Temperature control is not about how much power a thermostat generates, but much more about the efficiency of heat transfer to the process. Generated power is useless if it is not efficiently transferred to the application. Circulators are therefore ideally designed so that turbulent flow generates a large heat transfer coefficient and thus efficient heat transfer to the internal heat exchangers (evaporator and heater). Unistat pumps therefore prefer to generate circulating flow rather than circulating pressure. The entire fluid circuit of a Unistat is also optimized for minimum internal pressure losses. This results in higher flow rates and significant optimization of heat transfer for even faster response time to control the process.
When asking about the dynamics of a temperature control unit, the heating or cooling capacity (kW) is usually used as a comparative variable. However, the power generated in the thermostat alone is not sufficient for a meaningful evaluation. An equally important aspect is the mass to be tempered. For a meaningful comparison, therefore, the cooling power density (Watt/liter) according to DIN 12876 is the most suitable. Basically, the greater the cooling power density, the more dynamically (quickly) a thermostat can respond to a change in temperature.
Here is a small calculation example: Two temperature control units from different suppliers have the same cooling and conveying capacity and are connected to identical applications. Temperature control unit 1 has a mass of 5 kg, temperature control unit 2 has a mass of 10 kg. The mass of the external application is 5 kg. In the first case, the total mass is 10 kg (internal filling volume plus external application), in the second case, 15 kg must be cooled or heated. The ratio is 2 : 3, or in other words: it takes only 2/3 of the time with temperature control unit 1. The time saving is therefore 33%.
This example shows that the cooling capacity is certainly an important factor. However, this should then be related to the quantity of temperature control liquid used. The result is the cooling capacity density, which allows a meaningful comparison (see DIN).
If the control electronics of the temperature control unit are not matched to the application, the best controller is of no use. The consequences of incorrect control parameters are slow heating and cooling, inaccurate control, and overshooting or undershooting when regulating. By using intelligent, self-optimizing control such as Huber's TAC (True Adaptive Control), such problems can be circumvented. Compared to most automatic PID controllers, True Adaptive Control goes one step further. TAC analyzes the controlled system over the entire temperature range and generates a multi-dimensional model. As a result, the temperature controller is always supplied with the best control parameters and adapts optimally even when plant conditions fluctuate greatly. This means that quality specifications for the temperature controller can be optimally adhered to and the controller always achieves the shortest possible control times.

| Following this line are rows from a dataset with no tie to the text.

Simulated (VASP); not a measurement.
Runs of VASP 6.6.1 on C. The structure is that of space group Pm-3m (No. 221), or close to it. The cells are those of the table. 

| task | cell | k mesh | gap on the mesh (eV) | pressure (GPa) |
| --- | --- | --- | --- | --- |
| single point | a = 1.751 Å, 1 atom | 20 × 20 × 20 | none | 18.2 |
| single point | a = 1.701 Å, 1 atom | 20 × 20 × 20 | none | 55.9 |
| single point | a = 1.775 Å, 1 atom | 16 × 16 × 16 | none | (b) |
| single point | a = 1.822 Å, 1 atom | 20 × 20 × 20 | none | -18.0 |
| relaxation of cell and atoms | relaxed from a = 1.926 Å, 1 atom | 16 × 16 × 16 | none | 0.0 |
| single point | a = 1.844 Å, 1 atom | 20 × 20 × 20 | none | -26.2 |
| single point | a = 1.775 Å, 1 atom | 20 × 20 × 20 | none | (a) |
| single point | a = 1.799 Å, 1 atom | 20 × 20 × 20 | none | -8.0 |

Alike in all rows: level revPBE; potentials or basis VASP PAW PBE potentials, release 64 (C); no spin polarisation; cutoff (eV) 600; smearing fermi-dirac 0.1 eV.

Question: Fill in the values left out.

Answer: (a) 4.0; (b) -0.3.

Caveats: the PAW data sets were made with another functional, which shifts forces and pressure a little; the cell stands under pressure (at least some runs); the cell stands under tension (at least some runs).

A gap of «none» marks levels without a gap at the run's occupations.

Many temperature control units on the market have a high pump pressure in the standard configuration - often too high for sensitive glass reactors! With these devices there is a risk of bursting. Unistats for laboratory use are therefore equipped with a speed-controlled pump with soft start. The pump pressure is controlled by a pressure sensor. Large unistats with high performance control the pressure via an infinitely variable bypass and thus ensure maximum flow within the set pressure limits. Care should also be taken in this context when using quick-action couplings. Once a test is complete, either the flow or the return into the reactor must remain open. Otherwise, there is a risk of the reactor bursting because the "enclosed" temperature control liquid heats up and expands (overpressure).
Many applications require frequent temperature changes. If the setpoint has to be constantly readjusted by hand, this is cumbersome, time-consuming and error-prone. In such cases, an integrated programmer ensures significantly more efficient operation. With the integrated programmer in Unistats, individual temperature steps or extensive temperature sequences with up to 100 program steps can be realized. In addition, a non-linear ramp function is available especially for crystal growing, resulting in higher degrees of purity. Instead of complex step profiles, any e-functions can be defined as continuous setpoints. Another advantage: the created temperature control profiles can not only be permanently stored in the unit, but can also be easily saved via USB stick and copied to another unit (works for all units with Pilot ONE controller).
If a chemical process is scaled up from laboratory scale to production, consistent technology is advantageous. Problems arise at the latest when the laboratory temperature control unit is not available in a larger model variant for production. This is because a system change inevitably brings with it a change in temperature control behavior and thus makes a reliable scale-up calculation more difficult. A constant temperature control solution is therefore preferable. The Unistat range therefore includes over 60 standard models with cooling capacities from 0.7 to 130 kW. Unistats are thus ideally suited for flexible scale-up in research, kilo lab, miniplant, pilot plant and production. Smallest quantities are tempered just as much as production quantities and this at working temperatures from -125 °C to +425 °C.
In temperature control units with a closed liquid circuit, outgassing of the temperature control liquid is very important. This involves the targeted removal of foreign substances and impurities, such as those that can arise from residues in hoses or in the reactor. For this purpose, the temperature control liquid is heated until the impurities escape as gas bubbles. If outgassing is not carried out correctly, uncontrolled conditions can result later during operation. Unistats offer a convenient automatic mode both for degassing and for venting the system.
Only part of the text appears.